Pakistan Prime Minister Imran Khan, on his maiden appearance in the Senate said that the incidents of blasphemy in the West was a collective failure on behalf of the Muslim world. His remarks came after the house unanimously condemned the ‘Draw Muhammad Cartoon Competition’ by Geert Wilders, an anti-Islam Dutch lawmaker.
“We have failed to convey to the world how much it pains the Muslims across the globe by sacrilege of their Holy Prophet (peace be upon him),” he said.
“The House considers that the proposed competition is tantamount to inciting hatred, racial prejudice, unrest, conflict and insecurity in a world that has already seen much bloodshed, racism, extremism, intolerance and Islamophobia and badly needs peace, interfaith harmony, mutual respect and tolerance,” the resolution said. It was moved by new Leader of the House Shibli Faraz on behalf of all the parties.
“Since under the Constitution of Pakistan, 1973, Islam is the state religion and it is the responsibility of the State to preserve, protect and promote Islam, therefore, it must stand up and articulate the general will of the Muslims of Pakistan against the proposed competition,” the resolution said.
The house recommended that a formal protest may be lodged with the Dutch government through its embassy in Islamabad and a special session of the Organisation of Islamic Cooperation (OIC) be convened to formally engage the European Union, United Nations and individual states to chalk out limits of freedom of expression to maintain global peace, harmony and tolerance while ensuring freedom of expression within reasonable and lawful limitations dictated by the common good of humanity at large.
The house also asked the government to agitate the issue at the UN General Assembly for developing global consensus against such blasphemous initiatives by a handful of mischief-mongers whose sole aim seemed to be creating communal discord and social unrest. It said the Ministry of Religious Affairs and Interfaith Harmony should constitute a committee of Muslim intellectuals and experts to deliberate on the issue and frame workable proposals for preventing blasphemous movies, cartoons, books and other such content.

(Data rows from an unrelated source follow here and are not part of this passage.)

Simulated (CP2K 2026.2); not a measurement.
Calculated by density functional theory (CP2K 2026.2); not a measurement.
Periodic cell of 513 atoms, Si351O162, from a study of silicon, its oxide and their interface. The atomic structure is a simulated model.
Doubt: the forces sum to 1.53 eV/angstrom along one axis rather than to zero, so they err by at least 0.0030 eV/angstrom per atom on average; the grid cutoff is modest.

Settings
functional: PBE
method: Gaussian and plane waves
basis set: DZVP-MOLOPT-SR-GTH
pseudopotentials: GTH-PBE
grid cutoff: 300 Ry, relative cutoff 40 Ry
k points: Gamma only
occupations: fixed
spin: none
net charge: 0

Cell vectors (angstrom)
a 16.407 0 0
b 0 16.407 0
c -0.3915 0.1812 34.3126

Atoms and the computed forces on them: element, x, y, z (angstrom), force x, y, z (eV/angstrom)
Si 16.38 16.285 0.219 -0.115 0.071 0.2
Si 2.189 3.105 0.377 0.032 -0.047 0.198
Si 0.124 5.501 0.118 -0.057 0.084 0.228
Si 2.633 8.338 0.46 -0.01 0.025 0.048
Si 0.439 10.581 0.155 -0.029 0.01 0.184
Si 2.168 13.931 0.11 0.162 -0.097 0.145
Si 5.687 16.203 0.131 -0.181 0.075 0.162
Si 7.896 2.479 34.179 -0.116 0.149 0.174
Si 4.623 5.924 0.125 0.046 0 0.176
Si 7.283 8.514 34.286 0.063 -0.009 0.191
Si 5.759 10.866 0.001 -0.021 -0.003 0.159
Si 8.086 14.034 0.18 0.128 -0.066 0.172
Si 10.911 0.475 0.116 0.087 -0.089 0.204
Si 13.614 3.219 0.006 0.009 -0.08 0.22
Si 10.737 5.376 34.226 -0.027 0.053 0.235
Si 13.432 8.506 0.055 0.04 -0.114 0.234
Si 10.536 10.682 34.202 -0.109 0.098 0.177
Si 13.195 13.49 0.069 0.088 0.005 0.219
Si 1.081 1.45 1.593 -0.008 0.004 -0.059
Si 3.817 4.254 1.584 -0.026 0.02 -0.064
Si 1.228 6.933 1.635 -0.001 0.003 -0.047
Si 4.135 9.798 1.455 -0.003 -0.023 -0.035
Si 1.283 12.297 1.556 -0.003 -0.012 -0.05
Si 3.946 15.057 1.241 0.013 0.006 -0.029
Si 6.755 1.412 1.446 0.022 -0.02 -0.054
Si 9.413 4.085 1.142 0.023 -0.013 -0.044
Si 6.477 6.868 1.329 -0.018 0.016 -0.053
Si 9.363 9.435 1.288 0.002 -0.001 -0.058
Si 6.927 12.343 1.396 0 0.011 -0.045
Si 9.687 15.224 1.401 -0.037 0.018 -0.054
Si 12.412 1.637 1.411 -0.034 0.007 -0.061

The prime minister said the matter would be raised at the UN General Assembly session in September as well, but noted that bringing the Muslim world on one page first was the better way to let the world know how seriously the Muslims across the globe took the issue.
He gave a promise to plan to steer the country out of vicious circle where it was forced to borrow money for debt servicing, saying that curtailing expenses and opening new avenues of income was the way forward.
He said parliament would be told how the government wanted to collect taxes. “We need to change our mindset. Tax money of people is not for our royal-like extravagant lifestyle.”
Earlier, Dutch Prime Minister Mark Rutte, at a press conference, dissociated his government from a Prophet Muhammad cartoon contest organized in November by anti-Islam lawmaker Geert Wilders.
“He is not a member of the government. The competition is not a government initiative,” he said. The comments arrived after authorities in Pakistan voiced their anger regarding the upcoming event to take place right-wing Party for Freedom’s heavily guarded offices at the Dutch parliament.